The United States is facing a nationwide public pension-funding crisis, with some estimates of total state unfunded pension liabilities exceeding $4.7 trillion at the end of 2014. The Illinois pension funds, which provide retirement payments for 479,000 state and local workers, are insolvent. The actuarial unfunded liabilities for Illinois’s pension plans stood at $111 billion for fiscal year 2015, according to official estimates. Without a new federal remedy, the situation will only worsen as the population of state workers ages and retires. Massive pension obligations are crowding out Illinois’ ability to fund essential services such as police, disaster assistance, education, healthcare and others that are key to the general welfare. Illinois’ public pensions receive extensive protections under state laws. As a consequence, bipartisan pension reform proposals have been struck down by the State Supreme Court, pitting the payment of pension obligations against providing essential state services, and using up more general revenues just to keep up with pension fund payments. If left unchecked, many workers in Illinois, and throughout the United States, could be left with dramatically-diminished or no pensions. A minor change to federal bankruptcy law would provide a new tool to allow Illinois and other states to reform their own pensions so they don’t become a burden to the federal government. Article 1 of the U.S. Constitution grants Congress the power to enact “uniform laws on the subject of bankruptcies.” This paper proposes that Congress create a new section of the U.S. Bankruptcy Code, Section 113, a “Limited Proceeding to Ensure the Undiminished and Unimpaired Performance of Essential State Services.”

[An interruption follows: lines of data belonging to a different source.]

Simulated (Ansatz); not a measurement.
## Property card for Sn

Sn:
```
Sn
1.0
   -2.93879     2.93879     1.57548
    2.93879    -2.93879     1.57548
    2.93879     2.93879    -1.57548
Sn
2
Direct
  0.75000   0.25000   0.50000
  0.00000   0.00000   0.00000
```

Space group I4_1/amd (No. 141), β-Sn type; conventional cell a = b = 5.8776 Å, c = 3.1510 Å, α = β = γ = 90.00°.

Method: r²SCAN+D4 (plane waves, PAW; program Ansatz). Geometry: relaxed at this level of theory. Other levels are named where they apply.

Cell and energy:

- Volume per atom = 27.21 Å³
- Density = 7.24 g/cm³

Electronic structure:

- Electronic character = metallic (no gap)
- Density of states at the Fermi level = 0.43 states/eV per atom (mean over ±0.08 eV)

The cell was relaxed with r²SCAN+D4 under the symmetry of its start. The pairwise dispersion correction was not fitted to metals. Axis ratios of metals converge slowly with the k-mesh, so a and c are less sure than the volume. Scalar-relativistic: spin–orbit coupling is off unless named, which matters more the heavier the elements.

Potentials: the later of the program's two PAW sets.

The provision would give state legislatures and governors the option to remedy fiscal crises attributable to pension obligations, notwithstanding local laws that prohibit changes to such obligations. If they so choose, state legislatures and governors would be authorized to enact pension benefit changes only after determining that funding obligations impair the performance of essential state services; and would publish the basis for their determination, conduct public hearings, and file a proceeding in a bankruptcy court identifying the changes.